At least once a month, I get a call from a founder who sounds both excited and slightly nervous. It usually begins the same way:
“Hey Linda, I’m thinking about buying this small MSP or VAR before I sell my own company. Nothing huge. I just want to get the deal done now and then go to market in a few months. What do you think?”
If you’ve ever thought this way, you’re in good company. The idea is tempting. A quick acquisition feels strategic and bold, and on paper it looks like a smart way to boost your valuation. But here is the truth many founders don’t want to hear:
If you plan to sell your company anytime soon, a quick acquisition is almost always a value-destroying mistake.
I know that sounds blunt. But after years of selling companies, reviewing financials, and guiding founders through exits, I can tell you the “buy now, sell soon” idea rarely works the way people imagine.
Let’s talk about why.
The Founder Fantasy: Bigger Must Mean More Valuable, Right?

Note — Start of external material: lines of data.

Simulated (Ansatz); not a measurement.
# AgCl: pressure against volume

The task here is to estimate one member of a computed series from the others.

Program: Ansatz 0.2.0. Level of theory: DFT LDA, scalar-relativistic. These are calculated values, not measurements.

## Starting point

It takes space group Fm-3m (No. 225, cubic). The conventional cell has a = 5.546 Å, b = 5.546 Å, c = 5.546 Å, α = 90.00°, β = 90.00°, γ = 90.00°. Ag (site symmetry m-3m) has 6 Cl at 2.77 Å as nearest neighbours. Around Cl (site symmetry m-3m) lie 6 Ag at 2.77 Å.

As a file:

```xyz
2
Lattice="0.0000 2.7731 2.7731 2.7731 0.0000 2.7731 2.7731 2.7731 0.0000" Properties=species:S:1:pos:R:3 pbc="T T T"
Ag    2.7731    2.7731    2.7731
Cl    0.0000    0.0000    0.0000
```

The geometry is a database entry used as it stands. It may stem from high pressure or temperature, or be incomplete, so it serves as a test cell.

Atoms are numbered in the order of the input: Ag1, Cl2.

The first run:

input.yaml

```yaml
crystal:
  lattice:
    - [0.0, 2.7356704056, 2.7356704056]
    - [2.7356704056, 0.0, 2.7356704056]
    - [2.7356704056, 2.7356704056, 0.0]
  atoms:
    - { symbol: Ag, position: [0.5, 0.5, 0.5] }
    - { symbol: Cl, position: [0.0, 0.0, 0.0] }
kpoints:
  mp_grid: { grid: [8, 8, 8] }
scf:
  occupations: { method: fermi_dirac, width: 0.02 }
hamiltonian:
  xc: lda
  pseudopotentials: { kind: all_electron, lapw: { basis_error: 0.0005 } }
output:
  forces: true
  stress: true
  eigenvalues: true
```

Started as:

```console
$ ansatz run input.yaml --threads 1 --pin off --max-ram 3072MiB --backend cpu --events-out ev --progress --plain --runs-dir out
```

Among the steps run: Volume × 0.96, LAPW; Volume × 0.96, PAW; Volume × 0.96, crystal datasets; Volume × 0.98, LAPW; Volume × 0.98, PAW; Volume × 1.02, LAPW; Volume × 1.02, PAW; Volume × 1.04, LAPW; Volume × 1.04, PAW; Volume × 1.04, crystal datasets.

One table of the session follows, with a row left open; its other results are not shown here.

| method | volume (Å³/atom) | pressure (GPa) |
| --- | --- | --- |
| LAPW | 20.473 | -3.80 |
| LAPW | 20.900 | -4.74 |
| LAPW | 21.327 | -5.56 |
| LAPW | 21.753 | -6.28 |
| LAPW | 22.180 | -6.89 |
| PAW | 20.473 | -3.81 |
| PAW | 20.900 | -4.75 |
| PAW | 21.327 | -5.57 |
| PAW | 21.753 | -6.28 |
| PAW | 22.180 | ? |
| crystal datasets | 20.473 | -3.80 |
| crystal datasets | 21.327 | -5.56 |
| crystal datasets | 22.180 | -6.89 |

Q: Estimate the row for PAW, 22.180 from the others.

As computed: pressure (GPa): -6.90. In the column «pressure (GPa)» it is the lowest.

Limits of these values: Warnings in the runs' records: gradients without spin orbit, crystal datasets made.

Founders love the idea that adding a little revenue or a few new customers will magically translate into a bigger exit. It feels like a shortcut; buy a small company today for a reasonable price, add its revenue to yours, and suddenly you walk into the market looking stronger.
But buyers don’t see it that way. They don’t reward last-minute revenue bumps. In fact, they are far more likely to discount them. When growth comes from a hastily-completed acquisition, buyers treat that increase exactly for what it is: unproven and unpredictable.
You don’t get a higher valuation for that. If anything, buyers start questioning whether your business is ready to go to market at all.
A Quick Acquisition Creates More Questions Than Answers
Buying another company shortly before selling eliminates the thing buyers rely on most: a track record. They want to see how a business performs over time. They want to understand retention patterns, seasonality, margin consistency, and the stability of your recurring revenue. Are your bill rates the same as theirs? Will customers leave because they are no longer getting the same hand-holding they did from the smaller company? Will the employees stay? Are you on completely separate RMM or billing systems? Only time works out those questions.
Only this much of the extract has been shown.